Using calendar module

python

import calendar
year = int(input('Enter a year: '))
if calendar.isleap(year):
    print(f'{year} is a leap year')
else:
    print(f'{year} is not a leap year')

This uses Python's built-in calendar module for simplicity but adds an import dependency.

Using function with return

python

def is_leap_year(y):
    return y % 400 == 0 or (y % 4 == 0 and y % 100 != 0)
year = int(input('Enter a year: '))
if is_leap_year(year):
    print(f'{year} is a leap year')
else:
    print(f'{year} is not a leap year')

This approach separates logic into a function for reuse and clarity.

⚡

Complexity: O(1) time, O(1) space

Time Complexity

The program performs a fixed number of arithmetic operations and comparisons, so it runs in constant time.

Space Complexity

Only a few variables are used, so the space used is constant.

Which Approach is Fastest?

All approaches run in constant time; using the calendar module adds slight overhead but improves readability.

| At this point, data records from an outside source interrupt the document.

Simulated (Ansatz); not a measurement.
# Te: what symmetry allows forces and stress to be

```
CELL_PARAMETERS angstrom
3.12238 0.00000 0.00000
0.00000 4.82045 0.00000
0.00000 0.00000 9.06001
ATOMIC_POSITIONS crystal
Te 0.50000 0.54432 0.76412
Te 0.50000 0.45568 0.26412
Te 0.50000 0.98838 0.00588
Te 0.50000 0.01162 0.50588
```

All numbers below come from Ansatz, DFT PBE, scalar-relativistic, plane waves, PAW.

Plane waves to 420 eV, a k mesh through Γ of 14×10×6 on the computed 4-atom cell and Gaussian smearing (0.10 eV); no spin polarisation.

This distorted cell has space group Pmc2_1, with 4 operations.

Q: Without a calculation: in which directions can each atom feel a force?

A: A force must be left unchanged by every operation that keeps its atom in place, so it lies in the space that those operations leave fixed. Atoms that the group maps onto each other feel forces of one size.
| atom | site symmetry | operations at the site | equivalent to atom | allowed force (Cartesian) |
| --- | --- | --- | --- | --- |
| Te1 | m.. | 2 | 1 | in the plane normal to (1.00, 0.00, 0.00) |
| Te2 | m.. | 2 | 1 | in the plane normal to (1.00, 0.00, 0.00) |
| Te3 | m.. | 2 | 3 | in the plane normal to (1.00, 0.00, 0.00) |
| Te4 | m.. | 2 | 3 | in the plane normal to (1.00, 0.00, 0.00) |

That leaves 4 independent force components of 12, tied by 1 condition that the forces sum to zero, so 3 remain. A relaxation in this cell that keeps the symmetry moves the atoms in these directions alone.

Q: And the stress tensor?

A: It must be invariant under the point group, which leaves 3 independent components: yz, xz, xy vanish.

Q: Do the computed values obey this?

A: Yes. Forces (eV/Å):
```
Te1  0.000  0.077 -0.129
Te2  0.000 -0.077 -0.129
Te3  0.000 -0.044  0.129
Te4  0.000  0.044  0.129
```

Approach	Time	Space	Best For
Direct condition check	O(1)	O(1)	Simple and fast checks
Using calendar module	O(1)	O(1)	Readability and built-in reliability
Function with return	O(1)	O(1)	Code reuse and clarity

💡

Remember that years divisible by 100 are not leap years unless also divisible by 400.

⚠️

Beginners often forget to exclude years divisible by 100 but not by 400 as leap years.